If you would want to say that the modern German state (and, through it, German taxpayers) should be responsible for the Holocaust in the form of damage paments and keeping up the memory, there would be no debate. If you say that "the Germans" committed the Holocaust, and connect that to something concerning the group of people alive today who are also described by "the Germans", that's not only silly, but ignores the entire post-war history of Germany. E.g., when you say:
The European delusion that one can draw a line somewhere in the 1950s and pretend that King Leopold and Herman Goering and Lord Lucan did not exist or that we do not in many senses live in the world that they made is not really morally supportable.
...that's as crude a mis-characterisation of European, but at the very least West German reality as it gets. We live on a continent very much aware of the past insanities, building structures and institutions and cultural mores meant to prevent a return to that. If you think a more inclusive modern Germany is an irony, you are denying history yourself.
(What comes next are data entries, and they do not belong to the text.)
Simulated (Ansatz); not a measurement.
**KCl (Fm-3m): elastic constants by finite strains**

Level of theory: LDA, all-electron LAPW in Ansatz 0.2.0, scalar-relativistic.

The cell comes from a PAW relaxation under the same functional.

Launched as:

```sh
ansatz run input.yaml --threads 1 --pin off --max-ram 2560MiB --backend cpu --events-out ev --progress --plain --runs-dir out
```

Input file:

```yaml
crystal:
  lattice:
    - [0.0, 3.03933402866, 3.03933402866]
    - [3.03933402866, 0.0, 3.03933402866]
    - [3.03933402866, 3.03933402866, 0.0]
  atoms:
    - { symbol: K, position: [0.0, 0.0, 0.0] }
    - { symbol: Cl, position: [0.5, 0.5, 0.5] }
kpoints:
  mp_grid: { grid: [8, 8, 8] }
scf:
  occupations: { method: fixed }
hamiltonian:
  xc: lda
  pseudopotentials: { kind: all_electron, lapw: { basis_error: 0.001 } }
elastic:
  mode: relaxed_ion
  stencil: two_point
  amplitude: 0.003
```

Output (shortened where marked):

I also wonder about the "middle-eastern-descended". The anti-semitism of the Nazis wasn't based on the geographic region in which (most) ancestors of modern Jews lived 1900 years earlier, and wasn't constrained to the domestic minority. It was a racism combined with grand conspiracy theories, with an ambirion to kill everyone in its reach. To boot, if we talk history, Turkey used to be an ally of Germany (of the Second Reich in WWI). Thus that connection to today's ethnic Turks in Germany seems rather forced.
I also failed to properly decode "bittereh gelehter". *Lunatic*, n. One whose delusions are out of fashion.